Intercept completes virtual jigsaw for Knight Frank
With more than 6,000 staff using some 90 applications, property consultancy Knight Frank decided to call in application virtualisation experts Intercept. Fleur Doidge reports
Once virtualisation takes hold in the imagination of IT architects, it seems it cannot be stopped. Virtualisation has begun its spread from servers and storage to the desktop and applications, with large customers perhaps having the most to gain.
Property consultancy Knight Frank is one. It claims to be the world’s largest privately owned global property firm with 207 offices in 43 nations (including 63 in the UK) and 6,300 employees, handling £594bn in commercial, agricultural and residential real estate each year.
But with a widely distributed workforce, management of some 90 applications was becoming extremely time-consuming and costly. Troubleshooting, upgrades and maintenance needed to become more efficient, especially to ensure security and consistency across the organisation.
Effective solution
The in-house infrastructure IT team of eight decided that application virtualisation would help and hired London-based services and solution provider Intercept.
Nigel Woods, Intercept’s technical director, said that even companies with a virtualisation track record are falling down when it comes to application virtualisation, due to its complexity.
“Server virtualisation is today almost a done deal,” he said. “The only difference is that people are looking at the price of VMware and asking what the alternative is to that but that’s pretty standard.
“Yet application virtualisation is the biggest piece of the jigsaw.”
The Knight Frank project has been a long process, although the application virtualisation part of it came together quickly. Knight Frank deployed Citrix infrastructure originally in 2003 and application virtualisation started around 2005. Citrix XenApp is the hub for centralisation of desktop applications, while Microsoft App-V was selected as the virtualisation tool.
“We are doing a presentation at IP Expo this week where we will deploy an app to more than 1,600 people in 20 minutes,” said Woods. “It is usually about a two- to three-month job to deploy an app.

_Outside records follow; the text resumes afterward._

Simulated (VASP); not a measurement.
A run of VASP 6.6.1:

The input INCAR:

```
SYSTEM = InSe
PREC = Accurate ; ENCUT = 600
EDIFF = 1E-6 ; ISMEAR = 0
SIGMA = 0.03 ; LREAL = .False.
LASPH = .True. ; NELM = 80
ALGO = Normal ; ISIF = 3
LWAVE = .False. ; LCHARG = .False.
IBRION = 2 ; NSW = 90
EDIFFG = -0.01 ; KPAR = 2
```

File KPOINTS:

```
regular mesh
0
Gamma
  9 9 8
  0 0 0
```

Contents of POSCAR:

Eighty central Citrix XenApp Presentation Servers were used to move applications from client PCs to the data centre. This multi-stage phase of the project took 12 months, and improved management and control for Knight Frank’s IT team.
Then Microsoft’s Application Virtualisation (App-V) software acquired in the takeover of Softricity was deployed, simplifying application deployment and reducing application conflicts.
Successful outcomes
The benefits are obvious. Management, deployment and testing times are hugely reduced, making system upgrades not only quicker but much cheaper. This offers a business customer improved agility and flexibility in a rapidly changing market.
Disaster recovery has also improved, because applications are now available from multiple servers. In addition, users have a more consistent experience, because applications no longer need to operate on individual machines.
“If you deploy 1,600 desktops, normally you will find that maybe 1,200 will work perfectly, 200 won’t work, and 200 might work sometimes,” said Woods.
Dan Atkinson, IT architect at Knight Frank, said that Intercept’s focus on involving customers at every step gave it an edge. “It is really about trust. It is that trusted adviser,” he said.